1. Mr van Gogh was buried on Monday, 30 March; Theo went back to Paris on the afternoon of Wednesday, 1 April. This emerges from a letter – undated, but written shortly after that day – from Uncle Jan van Gogh to Uncle Vincent van Gogh and Aunt Cornelie. On 28 March he informed his sister Maria (Mietje) Johanna van Gogh: ‘Vincent behaves well enough, obviously rather withdrawn but bearable all the same, apart from that a tendency to cool reasoning’ (Amsterdam, Van Gogh Museum Documentation, bd 15. Nebbeling/Weenink Ladies Collection, De Bilt).
2. Elisabeth van Gogh later recalled: ‘When Father died and Mrs Poots wanted to see Father once again, Vincent stood beside her and said: “yes, Mrs Poots, dying is hard, but living is harder still”’ (FR b2002). See Pickvance 1992, p. 68.
3. Probably Head of a woman (F 160 / JH 722 [2500]). See cat. Amsterdam 1999, pp. 94-95.
[2500]
4. Theo took several works with him, among them Head of a woman (Gordina de Groot) (F 130 / JH 692 [2496]) – letter sketch A corresponds with this – and probably also Head of a woman (F 69 / JH 724 [2501]), which in type and colouration is akin to Head of a woman (F 160 / JH 722 [2500]). The batch also included Honesty in a vase (F 76 / JH 542 [2491]), as we know from letter 490. Head of a woman (F 80a / JH 682) is the only other portrait of an old woman in Theo’s collection, and could therefore probably be identified with the head of an old woman Vincent had intended to send Theo in March (letter 484) Cf. cat. Amsterdam 1999, pp. 11-13, 94-95, 98-99, 238-239.
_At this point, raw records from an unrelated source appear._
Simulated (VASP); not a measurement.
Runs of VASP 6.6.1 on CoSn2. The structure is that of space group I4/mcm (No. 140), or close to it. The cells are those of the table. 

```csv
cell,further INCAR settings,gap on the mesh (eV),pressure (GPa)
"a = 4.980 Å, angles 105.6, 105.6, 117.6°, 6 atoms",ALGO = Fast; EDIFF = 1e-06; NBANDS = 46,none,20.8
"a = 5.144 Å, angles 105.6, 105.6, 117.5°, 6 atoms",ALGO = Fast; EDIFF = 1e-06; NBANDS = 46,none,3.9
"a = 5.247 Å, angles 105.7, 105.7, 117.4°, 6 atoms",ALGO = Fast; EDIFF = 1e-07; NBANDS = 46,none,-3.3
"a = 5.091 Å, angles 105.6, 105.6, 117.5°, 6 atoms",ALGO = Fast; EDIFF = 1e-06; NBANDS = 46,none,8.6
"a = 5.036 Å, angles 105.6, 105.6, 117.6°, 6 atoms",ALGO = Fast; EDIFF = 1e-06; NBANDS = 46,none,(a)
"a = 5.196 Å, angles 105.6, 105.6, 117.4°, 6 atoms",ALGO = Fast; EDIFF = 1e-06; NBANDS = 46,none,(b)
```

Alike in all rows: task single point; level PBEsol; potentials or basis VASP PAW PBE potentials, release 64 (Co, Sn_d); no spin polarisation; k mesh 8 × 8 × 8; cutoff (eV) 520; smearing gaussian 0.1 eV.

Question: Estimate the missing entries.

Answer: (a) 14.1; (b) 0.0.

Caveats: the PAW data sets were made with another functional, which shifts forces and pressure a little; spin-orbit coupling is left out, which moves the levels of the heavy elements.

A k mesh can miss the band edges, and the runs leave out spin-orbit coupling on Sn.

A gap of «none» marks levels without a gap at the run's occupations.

[2496] [2501] [2500] [2491]
a. Means: ‘vereffenen’ (settle).
5. This remark relates to Mauve’s apprenticeship in 1855-1857 with P.F. van Os in Haarlem, near Bloemendaal. Cf. Saskia de Bodt, Anton Mauve en de Haagse School. The Hague 1997, p. 11 (Openbaar Kunstbezit 4).
6. In the mid-nineteenth century a group of painters worked in the French village of Barbizon in the Forest of Fontainebleau. They are known as the Barbizon School – their intimate scenes and sedate landscapes were usually painted outdoors.
7. Theo had probably given Vincent his allowance for April in person.
8. Van Gogh was later to depict the church in the field with the peasants’ churchyard in Nuenen many times. At the beginning of June this resulted in The old church tower at Nuenen (‘The peasants’ churchyard’) (F 84 / JH 772 [2512]), which was painted over another scene and had been preceded by three watercolours. See cat. Amsterdam 1999, pp. 152-159, cat. no. 28. Cf. also letter 259, n. 6.
[2512]
9. See notes 4 and 3 respectively for the paintings after which the letter sketches Head of a woman and Head of a woman (both F- / JH 723) were done.